Law firm Maddocks plans to cut partner profits in an effort to retain staff in the downturn, while also saving more than $1 million in discretionary expenditures, CEO David Rennick told Lawyers Weekly on Tuesday.
While the firm's revenue is up by about 10 per cent on last year, partners will take a lesser share of the profits - which will not be an "insignificant" number - in order to ensure the long-term sustainability of the business, said Rennick.
"Partners have made a conscious decision to do what we can and make all the decisions we can to retain our people, and that includes being prepared to take a profit cut this year ..." he said.

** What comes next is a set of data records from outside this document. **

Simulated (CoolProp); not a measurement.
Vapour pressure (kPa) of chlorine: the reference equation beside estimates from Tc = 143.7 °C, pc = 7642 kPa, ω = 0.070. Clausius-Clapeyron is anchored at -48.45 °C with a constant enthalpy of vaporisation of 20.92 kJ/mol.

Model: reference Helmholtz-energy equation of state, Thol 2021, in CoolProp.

"We're putting a lot of effort into building our revenue - focusing on the areas on government, infrastructure, financial services and services which are our major sectors - so the very last thing we'll need to do is to lay off people and we have been able to achieve that thus far."
Discretionary expenditure cuts have included procedural changes to the use of taxis, stationery requirements, catering, subscriptions, the use of consultants, some sponsorships and marketing, and conducting more training internally.
Rennick said the firm cannot guarantee that people will not be made redundant, but that over the last eight months a dozen staff members had been moved into busier practice areas such as insolvency, litigation and employment law. He said recruitment is also being considered.
"For example, we're really busy in our employment area and now contemplating recruiting in that area ... and in litigation we've just hired someone new in there as well," he said.
Flexible work options, such as a nine-day fortnight or four-day week, are also being used by the firm and discussions about job sharing have been held.